Thu 15 Jan, 2004 02:21 am
I'm flipping the dials furiously, trying to find something to watch on tv at five o'clock in the morning. I encounter an infomercial for "slimming pants." A "body shaper"? What they hell are they talking about? Once they showed one of these garments, I knew. It's a freaking girdle. Never once did that word come up.
George Carlin has a routine on euphemisms and how they've watered down the language and blurred communication. Right on, Georgie. Do I remember any specifics? Only one. Shell shock has become posttraumatic stress disorder. Shell shock is pithy, direct, and conjures up an accurate picture of the problem. What does posttraumatic stress disorder tell us? Not much.
Are there euphemisms you've come to despise? Please share.
"entitlements"- Don't start me on that one!
"politically correct"- Ditto
What about people with unclarified issues?
Dead? Don't be silly. We'll just be senior overachievers. Or maybe life-challenged or impaired.
Hmm - people become post-traumatically stress disordered by lots of things other than shells (war) - so, continuing to call it shell shock would make the descriptor senseless for most people who have the damn thing. Therefore I don't agree with you on that one, Boida.

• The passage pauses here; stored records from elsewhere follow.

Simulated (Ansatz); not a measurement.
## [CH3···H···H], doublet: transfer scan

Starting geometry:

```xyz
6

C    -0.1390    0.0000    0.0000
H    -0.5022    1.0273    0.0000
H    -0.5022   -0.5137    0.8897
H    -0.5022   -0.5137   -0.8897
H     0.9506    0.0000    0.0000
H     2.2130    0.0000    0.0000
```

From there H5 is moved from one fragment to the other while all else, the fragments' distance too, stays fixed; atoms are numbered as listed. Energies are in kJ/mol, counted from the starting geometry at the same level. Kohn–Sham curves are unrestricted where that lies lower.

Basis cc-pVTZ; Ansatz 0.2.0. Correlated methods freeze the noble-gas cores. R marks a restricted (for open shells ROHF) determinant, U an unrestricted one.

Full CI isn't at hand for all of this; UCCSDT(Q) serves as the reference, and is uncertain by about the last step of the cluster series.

I was a right bastard as an adolescent when it came to euphemisms.
After my mother died, if people who were not aware would ask me how she was, I would say: "She is dead", or "She has died".
Almost everyone would correct me: "Oh, she has passed away?" Li'l beast me would say - "No, she has died". Adolescents suck. I would be less persnickety and more compassionate to people who could not bear the baldness, now.
At the same age, I once called the vet's to arrange for our elderly cat to be euthanased.
I asked for an appointment.
To have the cat killed.
Oh, we want pussy put to sleep?
No, we want pussy killed.
Yes dear - we want to put pussy to sleep.
No, the point of the exercise is to make sure pussy never wakes up.
I have no idea how I wasn't put down myself, before ever making it to fifteen!
"Senior" and "senior citizen"- Wonder what they call us when we "graduate" from that category? DEAD!!!
We'll just be another Golden Ager who has exhausted our Golden Years and is sleeping peacefully. Who the &#&**# thought up Golden Agers anyway? Oh, there is one for "silver", too but I can't remember the second word, and I don't want to.
Collateral Damage infuriates me.
Shell shock, of course was a euphemism for hysteria. It just didn't sound right that the troops were getting hysterical.
One now understands how the Cunning Coney came by her charm . . .
Ah Deb, Furry critters of a feather... When I was a teenager and someone mentioned that I lost my grandfather, I said, "No, we know exactly where he is." Not a big hit with the relatives.
My mother is the queen of euphemisms. When we talk on the phone, I have to translate for myself to try to discern what she's really asking or telling. Every now and then, when she's so "discreet" that I'm not quite sure what she's talking about, I insist on clarity. Then the fun begins!
Useful concept--poorly spelled, I'm afraid:
While "euphemism" is the art of softening reality, "dysphemism" (however it is spelled--I'm not close enough to the real spelling to find the word) is saying something in the most graphic and startling way possible.
Grandma hasn't gone to a better world--the old bitch kicked the bucket.
Australians find the American useage of "bathroom" horribly coy. Generally, here, the bathroom is where the bath and shower are. Sometimes it has a loo, often not. We tend to ask for the toilet. I ask for the loo or the toilet. I have a male friend who asks for the sand-box!
dlowan- The differences are very interesting. In the US a bathroom can have a toilet, one or two sinks, a bathtub, and/or a shower. Sometimes there is a bathtub/shower combination.
In what is called a half bath, there is a sink and a toilet.
I have a friend, American, who refuses to use the "bathroom" euphemism. Demands it be referred to as "toilet." I've taken him to task for this, because in the US the toilet is the porcelain applicance we all know so well. But not a room.
Yet he persists...I guess my point is that a word isn't a euphemism if everyone (in a society) uses the word the same way...
Is Toilet a euphemism for ,,,,,, Small Job & Big Job.
as in To Toil
I hate it when speedhumps, roundabouts, traffic islands and roundabouts are installed on roads and described as "traffic calming devices".